Faking It While the World Burns By Emily Schwartz Greco

Rex Tillerson, of all people, just did the climate movement a big favor.

He didn’t hand the Sierra Club tens of millions of dollars to fight the coal industry like former New York City mayor Mike Bloomberg. Nor did the chairman and CEO of Exxon Mobil follow former hedge fund investor Tom Steyer‘s lead by giving political candidates with climate cred campaign cash.

What did Tillerson, whom Forbes ranks among the world’s most powerful people, do? He disclosed his take on the proper role for big oil and gas companies regarding global warming, declaring: “We’re not going to fake it.”

The head of the biggest U.S. oil company made this blunt statement after reporters and investors prodded him about the company’s climate change plans. Exxon’s European competitors, including BP, Shell, and Total, admit that fossil fuels harm the climate and want to be “part of the solution,” as Total CEO Patrick Pouyanne puts it.

These corporations are even urging world leaders to make them pay for their carbon pollution — a move bound to crimp oil consumption.

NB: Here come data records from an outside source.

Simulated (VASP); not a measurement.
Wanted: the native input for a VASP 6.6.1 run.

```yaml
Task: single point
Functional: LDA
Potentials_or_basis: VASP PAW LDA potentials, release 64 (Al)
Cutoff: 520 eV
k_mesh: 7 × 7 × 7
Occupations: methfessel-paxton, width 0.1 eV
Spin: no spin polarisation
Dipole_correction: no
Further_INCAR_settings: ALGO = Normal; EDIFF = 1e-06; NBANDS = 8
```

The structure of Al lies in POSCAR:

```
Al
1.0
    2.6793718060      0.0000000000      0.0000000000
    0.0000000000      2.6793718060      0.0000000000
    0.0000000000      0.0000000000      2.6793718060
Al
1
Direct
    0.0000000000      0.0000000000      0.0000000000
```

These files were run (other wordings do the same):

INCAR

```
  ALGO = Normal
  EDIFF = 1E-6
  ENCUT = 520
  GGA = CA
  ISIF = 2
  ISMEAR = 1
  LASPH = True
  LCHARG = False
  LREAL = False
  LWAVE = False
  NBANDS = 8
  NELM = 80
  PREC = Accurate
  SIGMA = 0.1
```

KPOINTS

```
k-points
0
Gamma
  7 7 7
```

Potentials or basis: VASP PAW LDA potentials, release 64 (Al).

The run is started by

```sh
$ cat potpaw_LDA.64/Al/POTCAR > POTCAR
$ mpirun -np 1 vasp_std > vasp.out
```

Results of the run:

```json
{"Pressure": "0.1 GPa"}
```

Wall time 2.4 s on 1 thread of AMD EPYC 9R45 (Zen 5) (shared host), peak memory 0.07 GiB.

Most Americans worry about global warming. By refusing to voluntarily revamp their business models, Exxon and No. 2 U.S. oil company Chevron are leaving it up to you to use less dirty energy. You know, drive less. Turn off more lights.

That won’t suffice. All levels of government must shrink humanity’s collective carbon footprint through regulation, taxation, better urban planning, and green-energy incentives.